Corporate law governs the legal structure of a company, its internal organisation and the relationships between shareholders or partners. It applies at every key stage of a company’s life: incorporation, capital changes, governance, strategic decisions, disputes and the anticipation of exits.
Yaël Sion & ASSOCIATES Law Firm supports business leaders and shareholders with a pragmatic approach: clarifying options, securing decisions and preventing deadlocks before they turn into conflicts.
Corporate law: what does it actually cover?
Contrary to common belief, corporate law is not limited to drafting articles of association at the time of incorporation. It forms the legal foundation that allows a company to operate, evolve and make decisions within a secure framework.
It notably defines:
- the allocation of powers between directors and shareholders,
- decision-making rules,
- conditions for entering and exiting the share capital,
- the rights and obligations of each party,
- mechanisms for preventing or resolving disputes.
An imprecise or unsuitable structure can seriously weaken a company, even when its business activity is performing well.
Why corporate law is strategic for business leaders
Many business difficulties do not stem from the market or competition, but from poorly anticipated corporate decisions: shareholder disagreements, unclear governance, missing or inadequate shareholders’ agreements, outdated articles of association.
A clear legal framework helps to:
- streamline decision-making,
- avoid shareholder deadlocks,
- protect the company’s directors in the exercise of their duties,
- anticipate future developments without urgency.
Corporate law is therefore both a preventive and a protective tool.
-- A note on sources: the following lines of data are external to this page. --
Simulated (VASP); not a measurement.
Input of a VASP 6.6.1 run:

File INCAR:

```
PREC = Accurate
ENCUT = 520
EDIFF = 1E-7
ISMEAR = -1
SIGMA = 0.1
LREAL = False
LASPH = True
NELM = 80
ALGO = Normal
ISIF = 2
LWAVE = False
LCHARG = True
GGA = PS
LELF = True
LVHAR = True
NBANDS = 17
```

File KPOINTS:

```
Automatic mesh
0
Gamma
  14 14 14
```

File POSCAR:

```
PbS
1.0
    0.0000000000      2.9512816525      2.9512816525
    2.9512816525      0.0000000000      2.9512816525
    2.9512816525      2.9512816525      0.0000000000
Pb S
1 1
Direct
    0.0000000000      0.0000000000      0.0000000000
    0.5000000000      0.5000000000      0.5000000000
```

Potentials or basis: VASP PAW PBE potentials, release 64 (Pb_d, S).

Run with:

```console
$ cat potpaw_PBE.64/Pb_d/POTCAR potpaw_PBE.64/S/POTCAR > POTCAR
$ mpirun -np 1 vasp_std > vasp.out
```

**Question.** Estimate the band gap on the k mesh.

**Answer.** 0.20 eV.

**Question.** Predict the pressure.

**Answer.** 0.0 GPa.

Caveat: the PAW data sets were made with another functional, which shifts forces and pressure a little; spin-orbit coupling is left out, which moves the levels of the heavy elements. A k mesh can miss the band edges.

Key moments in the corporate life of a company
The corporate life of a company is shaped by key decisions that have a lasting impact on shareholders, governance and the liability of the company’s management. Anticipating and securing these critical moments helps prevent deadlock, disputes and legal risk.
Incorporation and structuring
The choice of legal form, drafting of the articles of association and initial organisation have long-term consequences for the company. We assist you in defining a structure aligned with your project, your business activity and your objectives.
Governance and allocation of powers
Directors, decision-making bodies, delegations of authority and control mechanisms: poorly defined governance creates legal uncertainty. We help you organise powers in a clear, efficient and legally defensible way.
Relationships between shareholders
Human relationships evolve, as do interests. Corporate law allows these changes to be anticipated by structuring political and financial rights, loyalty obligations and dispute resolution mechanisms.
Shareholders’ agreements: prevention rather than reaction
The shareholders’ agreement is a key instrument for preventing disputes. It organises governance, exit mechanisms, liquidity clauses and deadlock situations, complementing the articles of association.
Sensitive decisions and corporate changes
Capital increases or reductions, amendments to the articles, internal reorganisations, entry or exit of shareholders: these decisions must be legally secured to avoid future challenges.
Preventing and managing shareholder disputes
Shareholder disputes are among the most destabilising situations for a company. They can paralyse governance, block key decisions and weaken the company in the eyes of its partners.
We assist in particular with:
- analysing the legal situation and power dynamics,
- identifying negotiation or exit options,
- implementing amicable solutions where possible,
- securing the position of the director and the company in case of litigation.
Anticipation remains the best protection: adapted articles of association, a clear shareholders’ agreement and properly formalised decisions.
The Yaël Sion & ASSOCIATES approach
Our method is based on three principles:
Clarify
Quickly understand your situation, objectives and potential friction points.
Secure
Draft useful, proportionate and legally robust documentation.
Anticipate
Plan for possible developments to avoid decisions made under pressure or in conflict.
We operate in Marseille and remotely throughout France, depending on your constraints and the nature of the matter.
Contact us
Do you have a governance issue, a planned corporate change or a sensitive shareholder situation? Yaël Sion & ASSOCIATES Law Firm can assist you in securing your decisions and preserving the balance of your company.
FAQ – Corporate Law
When should a corporate lawyer be consulted?
As soon as a decision affects the company’s structure: incorporation, amendments to the articles, entry or exit of a shareholder, governance matters, disputes or anticipation of sensitive transactions.
Are articles of association sufficient without a shareholders’ agreement?
The articles set a minimum legal framework. A shareholders’ agreement allows detailed organisation of governance, exits and dispute management. In many cases, it is essential.
Can you intervene without an open conflict?
Yes, and this is often advisable. Early intervention frequently prevents future deadlocks or litigation.
Do you only assist SMEs?
No. We support individual entrepreneurs as well as growing companies and more complex corporate structures.